Air Force using agile approach to connect systems for battle

The Advanced Battle Management System will conduct demonstrations every four months to test program connectivity.

The Air Force is taking an agile approach to its newest battle management system aimed at giving troops real-time awareness through multiple interconnected systems.

Will Roper, assistant secretary for acquisition, technology and logistics, is planning the advanced battle management system (ABMS) around a testing period every four months that will demonstrate the ways individual systems within ABMS work together.
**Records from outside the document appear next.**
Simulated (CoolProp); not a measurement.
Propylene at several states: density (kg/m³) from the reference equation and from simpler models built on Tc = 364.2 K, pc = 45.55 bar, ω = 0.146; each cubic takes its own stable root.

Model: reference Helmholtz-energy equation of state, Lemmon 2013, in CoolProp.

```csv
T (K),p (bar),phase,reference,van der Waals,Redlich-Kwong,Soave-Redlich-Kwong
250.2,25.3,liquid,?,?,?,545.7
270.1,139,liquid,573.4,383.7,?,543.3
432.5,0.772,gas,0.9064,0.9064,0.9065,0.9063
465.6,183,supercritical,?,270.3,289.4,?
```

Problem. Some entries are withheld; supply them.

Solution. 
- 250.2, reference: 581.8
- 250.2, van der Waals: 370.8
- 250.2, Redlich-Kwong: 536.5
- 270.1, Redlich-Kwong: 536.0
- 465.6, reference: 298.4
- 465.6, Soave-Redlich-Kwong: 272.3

“We want to run the programs that will be used in ABMS through the wash cycle asking not just, ‘Are the capabilities developing and progressing, but do they work together?’” said Preston Dunlap, Air Force chief architect, during a Tuesday roundtable with reporters at the Pentagon. “We are trying to integrate the Air Force together, and then work with our partners and other services and allies around the globe to bring capabilities together.”

ABMS is a collection of 28 programs that follow a progression of picking up information through sensors, turning that into data, processing the data, translating it so it can be understood by multiple systems, feeding it to apps that can be used by troops and finally integrating it into warfighting capabilities.

The goal is an internet-of-things approach that will allow, for example, a drone to pick up information on an enemy and share and process that information to people in the field so they can make immediate decisions.

Currently, the military uses the Joint Surveillance Target Attack Radar System to oversee operations and deliver information.

Roper told reporters that the Air Force looked at the sequence of phone calls that need to be made for decisions to happen today.

“There’s so many people in between information, moving between different nodes in the decision chain,” Roper said. “The idea with ABMS is that the people are no longer the glue. The information flows everywhere all at once. The people are the assessors, the analyzers, the feedback providers that help the analytics that are doing the pushing to get better and better.”

ABMS will lay the groundwork of systems and connectivity through the cloud so the military services can use things like artificial intelligence to process information and deliver important information to troops on the edge. It’s similar to how the traffic app Waze takes in information from multiple sources to give you updated traffic information. However, the military is not yet as savvy as industry when it comes to having the systems in place.

“We’ve been talking a pretty good talk in the Pentagon, but we have very little artificial intelligence that would go to war today. We haven’t laid in the digital infrastructure to enable it,” Roper said. “That means cloud, that means transport, that means software-defined systems that are adaptable, all things that we enjoy when we leave the Pentagon and go home.”

Eventually, major systems will plug into ABMS. Roper said he hopes to incentivize program managers to jump onto ABMS early, and then peer pressure those who are taking longer.

ABMS’s first four-month test took place in December. The Air Force is working with the combatant commands to test the operational viability of the programs.

Dunlap said the first test, which was in conjunction with U.S. Northern Command, demonstrated four firsts for ABMS.

The Air Force passed data back and forth with the Navy between two fifth-generation fighter jets using a translating link, it pulled in data from a low-earth-orbit satellite for the operation, it used a cloud-based command and control application instead of a local app and, finally, made command and control mobile by working from a tent.

Roper said the demonstration actually didn’t have enough failure as it tried to link in 28 systems to ABMS.

“Twenty six of 28 things worked. That is too high of a success rate,” Roper said. “We should be taking more risk than that. We had a few issues with camera feeds we were using to show where special operations forces were. U.S. Special Operations Command also had some robot dogs that are able to patrol, but we were never able to patch their feeds in.”

Future demonstrations will bring in U.S. Space Command and U.S. Strategic Command.

Roper added that he hopes industry sees ABMS as an opportunity.

“I hope industry will see in ABMS a pot of money that is for connecting things,” he said. “Both new things and legacy things and it is open for competition three times a year outside of the normal budget cycle.”